Community agencies further develop on-demand public transport designs
Representatives of community and social support agencies from across Timaru met at Environment Canterbury, contributing to the design and development of on-demand public transport.
Environment Canterbury’s operations manager Judith Earl-Goulet said that the purpose of the workshop was to identify opportunities to help the community transition successfully to the on-demand service next year.
“We know that the decision to introduce an on-demand public transport service in Timaru takes time to understand, and that some people are not sure yet how it will work. As part of our comprehensive community engagement work, we are working with organisations throughout Timaru, including schools, health agencies, employers, and community service groups. Regular sessions with advisory groups are important to help us understand perceived barriers, and opportunities to overcome them.”
Judith Earl-Goulet said that the advisory agencies were very engaged in developing solutions, and were excited about the flexibility and convenience to be offered by the new service.
“Many of the representatives brought with them questions from the people they represent, many of which we were able to address straight away. The workshop also generated many ideas and suggestions, which will inform our community engagement plan. We will meet again with this advisory group later this year when the technology provider and vehicle operator have been appointed,” she said.
Environment Canterbury is eager to hear from agencies, businesses and other organisations interested in learning more about the opportunities on-demand public transport can offer, particularly those who would like to be involved in the service pilot early next year.
Feedback from workshop attendees
Jane Sullivan, Health Promoter at Community and Public Health said, “I’m supportive of transport strategies that prioritise public transport, walking and cycling and reduce the reliance on private motor vehicles. The On-Demand service has the potential to reach far and wide in our community and provide improved access to jobs, education, services and recreational activities – all critical social determinants of health.”
Robyn Baldwin of the Timaru Senior Citizens Association said, “This was a very exciting and worthwhile workshop, that I found brilliant, exciting and informative. I believe that the upcoming pilot and trial will be workable if users embrace the changes, ask questions, engage the process, utilize the options around technology and help with ironing out issues to make this work for our community. Let’s be positive, as we certainly do not want it to fail.”
Julie Fosbender, Service Manager at CCS Disability Action, said that her organisation is delighted to be part of the pilot. “We are seeing this as an opportunity to create a more inclusive transport option for all people. Timetables have limited people’s choice as often they do not fit in with their support times, resulting in people not being able to access the community within support times. This service will give opportunities for impromptu outings that all New Zealanders should be able to enjoy. Well done to Environment Canterbury for this innovative initiative.”

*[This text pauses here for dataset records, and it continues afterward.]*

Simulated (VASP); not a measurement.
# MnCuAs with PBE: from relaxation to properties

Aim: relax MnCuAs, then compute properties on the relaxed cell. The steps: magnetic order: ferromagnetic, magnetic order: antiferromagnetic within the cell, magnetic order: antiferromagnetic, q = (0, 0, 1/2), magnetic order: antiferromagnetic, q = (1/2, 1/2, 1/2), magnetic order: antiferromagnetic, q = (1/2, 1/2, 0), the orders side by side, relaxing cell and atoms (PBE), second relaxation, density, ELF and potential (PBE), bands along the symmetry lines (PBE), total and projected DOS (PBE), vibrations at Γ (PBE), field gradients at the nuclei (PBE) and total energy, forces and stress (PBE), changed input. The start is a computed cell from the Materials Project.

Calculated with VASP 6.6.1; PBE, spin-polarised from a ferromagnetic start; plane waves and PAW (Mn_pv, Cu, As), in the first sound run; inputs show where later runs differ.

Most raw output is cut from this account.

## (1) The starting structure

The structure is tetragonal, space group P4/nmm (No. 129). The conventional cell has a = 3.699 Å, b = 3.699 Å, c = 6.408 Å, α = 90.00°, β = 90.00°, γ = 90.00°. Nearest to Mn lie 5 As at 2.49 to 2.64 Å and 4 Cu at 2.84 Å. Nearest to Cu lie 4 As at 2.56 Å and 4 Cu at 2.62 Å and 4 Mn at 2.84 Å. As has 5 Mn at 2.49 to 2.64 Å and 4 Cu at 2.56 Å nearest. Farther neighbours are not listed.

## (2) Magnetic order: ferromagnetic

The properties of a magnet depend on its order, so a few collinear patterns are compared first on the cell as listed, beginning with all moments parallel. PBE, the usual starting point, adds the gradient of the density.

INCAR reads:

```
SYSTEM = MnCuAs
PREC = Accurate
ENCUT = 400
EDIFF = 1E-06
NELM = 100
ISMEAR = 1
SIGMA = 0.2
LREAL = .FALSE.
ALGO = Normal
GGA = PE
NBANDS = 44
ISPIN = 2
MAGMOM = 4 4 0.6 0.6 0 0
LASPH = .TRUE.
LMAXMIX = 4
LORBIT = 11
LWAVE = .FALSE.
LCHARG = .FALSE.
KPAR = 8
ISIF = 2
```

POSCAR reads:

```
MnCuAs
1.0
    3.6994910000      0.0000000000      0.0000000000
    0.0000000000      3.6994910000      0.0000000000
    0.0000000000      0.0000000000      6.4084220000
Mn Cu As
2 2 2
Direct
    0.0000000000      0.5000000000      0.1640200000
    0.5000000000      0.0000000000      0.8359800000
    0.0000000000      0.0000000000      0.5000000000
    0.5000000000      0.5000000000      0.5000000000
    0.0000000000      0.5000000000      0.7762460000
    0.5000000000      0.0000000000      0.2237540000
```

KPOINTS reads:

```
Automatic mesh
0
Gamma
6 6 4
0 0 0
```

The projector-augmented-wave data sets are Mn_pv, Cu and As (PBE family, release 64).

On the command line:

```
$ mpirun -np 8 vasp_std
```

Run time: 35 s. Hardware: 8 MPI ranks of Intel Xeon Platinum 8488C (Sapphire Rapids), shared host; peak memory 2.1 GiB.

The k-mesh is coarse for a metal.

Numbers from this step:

Leonie Rasmussen, Ara’s Southern Campus Operations Manager said, “Ara supports the introduction of the on-demand public transport service and is excited about the flexibility the new service will provide our students next year.”
Katy Houstoun, Migrant Support Manager at Aoraki Migrant Centre, said “This is a very positive and needed initiative for Timaru. It will benefit both people and employers with new services to be run to Washdyke and the Timaru port. A lot of consideration and research has gone into this project to make sure it brings value and will be a much improved service for Timaru.”